Local Man Still Pretending To Like Twin Peaks


THE return of cult classic TV show Twin Peaks to our screens after a 25-year absence has led to a return of Waterford man Cathal McGrannan’s insistence that he loves the show, despite the fact that he rarely has any clue as to what is going on in it.

Debuting in 1990, David Lynch’s disturbing supernatural tale about an FBI agent’s quest to unravel the mystery behind the death of Laura Palmer enthralled and terrified audiences around the world, as well as leaving many people confused as to why people were raving about how great this show that made no sense was.

Having spent his teenage years nodding along when all his friends were talking about how great Twin Peaks was, rather than stand out from the cool crowd and exclaim that he didn’t like it, the now 39-year-old McGrannan was delighted when the show finished up in 1991.

To his dismay, a new season of Twin Peaks launched on Sky Atlantic this week, meaning a return to pretending that he’s ‘cool enough to get it’.

“I thought I was done with all these fucking dwarves and what-not,” sighed McGrannan, joylessly sitting down to endure the latest episodes.

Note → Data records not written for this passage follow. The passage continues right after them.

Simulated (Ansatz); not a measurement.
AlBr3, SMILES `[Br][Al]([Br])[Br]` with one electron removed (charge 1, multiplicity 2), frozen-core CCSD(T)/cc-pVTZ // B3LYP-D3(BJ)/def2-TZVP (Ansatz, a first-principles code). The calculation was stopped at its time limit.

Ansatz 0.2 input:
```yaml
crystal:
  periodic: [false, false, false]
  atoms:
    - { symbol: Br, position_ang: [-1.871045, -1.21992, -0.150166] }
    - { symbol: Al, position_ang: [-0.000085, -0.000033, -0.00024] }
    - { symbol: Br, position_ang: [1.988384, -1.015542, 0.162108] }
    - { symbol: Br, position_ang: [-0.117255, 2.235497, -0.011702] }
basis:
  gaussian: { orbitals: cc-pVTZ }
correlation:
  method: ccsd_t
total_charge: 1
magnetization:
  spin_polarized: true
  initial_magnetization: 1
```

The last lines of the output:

“Why can’t everyone just like simple TV shows, like The A-Team or the news. Now I have to sit through 18 fucking episodes of this nonsense, just so I’ll be able to join in the conversation with the cool lads at work. Oh look, a half-eaten bun in a shoe. That’s probably got some real deep meaning, I suppose”.

Following the episode, McGrannan spent the rest of the evening writing up his conversation about it, making sure to include the phrase ‘dark American nightmare’ at least 57 times.